The house is built partially embedded into the slope of a hill overlooking Lake Lugano. The villa consists of two volumes that have been oriented to fit the topography of the site – the one set above ground hosts communal spaces, and the other set on a lower level contains private spaces such as bedrooms and bathrooms, as well as the garage. While established as separate volumes, the program of each level relates closely with the outdoor spaces.
The upper level of the home is a rounded polygonal pavilion that holds the living room, dining room, kitchen and storage. The transparency of the space allows for ample natural light throughout the day while maximizing the surrounding views, wholly integrating nature into the home. The modern aesthetic certainly creates a stark contrast against the natural greenery, but roof plantings in addition to the views on the pavilion level make the home at peace with the surrounding landscape.
Low-E, argon filled windows help keep the interior from overheating in the summer and warm during the winter. The ring-like space that embraces the building on the north side grants constant ventilation and natural light to the living areas. To further optimize the thermal efficiency of the shell and natural sun shading, deciduous trees have been planted at the south-west area of the building.

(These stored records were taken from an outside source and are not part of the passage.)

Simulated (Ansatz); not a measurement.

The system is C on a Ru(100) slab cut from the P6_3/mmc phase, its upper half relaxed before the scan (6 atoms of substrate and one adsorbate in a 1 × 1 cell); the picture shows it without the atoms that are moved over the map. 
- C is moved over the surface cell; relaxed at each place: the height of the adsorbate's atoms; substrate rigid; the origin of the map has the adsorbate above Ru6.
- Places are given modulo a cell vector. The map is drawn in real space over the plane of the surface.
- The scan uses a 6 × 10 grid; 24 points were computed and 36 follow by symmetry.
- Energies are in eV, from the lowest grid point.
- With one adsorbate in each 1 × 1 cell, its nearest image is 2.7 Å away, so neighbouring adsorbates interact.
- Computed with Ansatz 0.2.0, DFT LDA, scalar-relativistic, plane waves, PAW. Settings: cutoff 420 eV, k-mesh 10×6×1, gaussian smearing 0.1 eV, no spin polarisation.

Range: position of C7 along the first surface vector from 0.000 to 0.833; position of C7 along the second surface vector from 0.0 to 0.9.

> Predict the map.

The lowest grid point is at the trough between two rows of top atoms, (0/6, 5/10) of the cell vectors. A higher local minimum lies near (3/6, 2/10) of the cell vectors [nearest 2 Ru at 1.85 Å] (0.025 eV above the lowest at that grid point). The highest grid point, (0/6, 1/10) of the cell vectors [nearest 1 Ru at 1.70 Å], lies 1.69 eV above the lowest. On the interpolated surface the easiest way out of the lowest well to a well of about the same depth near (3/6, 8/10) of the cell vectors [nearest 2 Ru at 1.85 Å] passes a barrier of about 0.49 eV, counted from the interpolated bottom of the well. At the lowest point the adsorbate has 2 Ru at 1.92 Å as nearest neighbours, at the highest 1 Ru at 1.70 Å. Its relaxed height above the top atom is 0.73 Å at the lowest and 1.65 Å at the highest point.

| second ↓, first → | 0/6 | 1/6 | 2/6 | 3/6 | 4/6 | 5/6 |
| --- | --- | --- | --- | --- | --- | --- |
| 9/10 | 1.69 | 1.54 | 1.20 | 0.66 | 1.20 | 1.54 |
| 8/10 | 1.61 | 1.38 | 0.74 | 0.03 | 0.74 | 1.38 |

The bedrooms of the home are set on the second level, facing a garden enclosed by the building and the perimeter wall. With floor-to-ceiling windows, the line between the indoors and outdoors is blurred, and a space that would otherwise be interpreted as compact freely opens and extends to the garden.
Skylights from the floor above pour additional light into the interior, and geothermal energy is used to power the home. Moreover, white cladding on the perimeter wall and the white gravel set at the pavilion level above the lower volume reflects sunlight coming from the south, further cooling the interior.